0

“What is the most important skill that a Project Manager needs to be successful?” This question is asked endlessly in articles, blog posts, discussion groups and polls. The usual answers are skills such as: “Leadership”, “Communication”, “Team-building”, “Honesty”, and “Technical Knowledge”.

The problem with these answers is that they are too generic: noble intent but general and therefore open to many interpretations in the real world.  “Communicate what?” is the first question that comes to my mind.

But there is a skill that not only differentiates great PM’s from others, but also speaks to why Project Management is different to other forms of management activity.

That most important skill for PM’s is the ability to obtain an outcome.

In other words, a project the aggregate of all the outcomes that have been achieved throughout its life.

If a project is the result of all its outcomes, then the job of the project manager is to obtain those outcomes, step-by-step, one-by-one until project completion. It may be for the PM to directly obtain those outcomes, or it may be that s/he facilitates the outcomes in the way the project is set up, or even just by establishing the need for outcomes as the central core of the project.

Therefore the one skill that a successful project manager cannot lack is the ability to obtain an outcome.  More importantly, the ability to obtain a persistent outcome at any level: one that locks in progress towards the end result.

Have you ever experienced a meeting or discussion where nothing happens: there’s a lot of talk, there may even be great discussion, but the meeting ends and everyone goes their separate ways? Have you ever been involved in a series of activities, sometimes over many weeks, where there is a lot of action, but the goals remain elusive, and nothing seems to be achieved? Anyone who has been on an average project for more than a few minutes has probably seen this type of thing: a meeting or discussion that ends with nothing accomplished except perhaps the passage of time.

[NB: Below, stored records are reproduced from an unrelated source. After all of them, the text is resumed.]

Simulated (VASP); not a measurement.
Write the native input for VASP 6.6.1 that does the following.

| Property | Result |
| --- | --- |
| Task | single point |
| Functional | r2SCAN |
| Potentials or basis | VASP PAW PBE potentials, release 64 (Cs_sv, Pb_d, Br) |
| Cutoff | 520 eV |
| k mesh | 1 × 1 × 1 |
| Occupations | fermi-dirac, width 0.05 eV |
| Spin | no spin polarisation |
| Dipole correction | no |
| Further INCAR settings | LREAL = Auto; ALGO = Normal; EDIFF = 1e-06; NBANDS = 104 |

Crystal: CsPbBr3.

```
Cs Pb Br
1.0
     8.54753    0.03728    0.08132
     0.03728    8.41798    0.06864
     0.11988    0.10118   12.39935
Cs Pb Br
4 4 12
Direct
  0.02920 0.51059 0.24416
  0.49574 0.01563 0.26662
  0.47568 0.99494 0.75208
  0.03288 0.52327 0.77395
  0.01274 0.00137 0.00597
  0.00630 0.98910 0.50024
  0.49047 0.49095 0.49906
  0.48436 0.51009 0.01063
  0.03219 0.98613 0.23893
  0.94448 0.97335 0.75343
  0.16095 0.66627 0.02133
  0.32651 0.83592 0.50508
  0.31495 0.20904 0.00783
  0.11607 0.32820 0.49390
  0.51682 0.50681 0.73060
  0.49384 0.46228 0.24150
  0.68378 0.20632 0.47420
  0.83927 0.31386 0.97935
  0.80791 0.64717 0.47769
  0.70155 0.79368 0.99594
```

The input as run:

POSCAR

Simply put, a project achieves a defined outcome that adds value. This is the very nature of a project, and the intrinsic purpose of project management is to manage available resources to achieve the defined outcome.

In sum a project is made up of many outcomes, achieved from the lowest level with simple interaction outcomes, e.g. a decision in a meeting, up to the top level at which, the “outcome” is the delivery of the all the project objectives.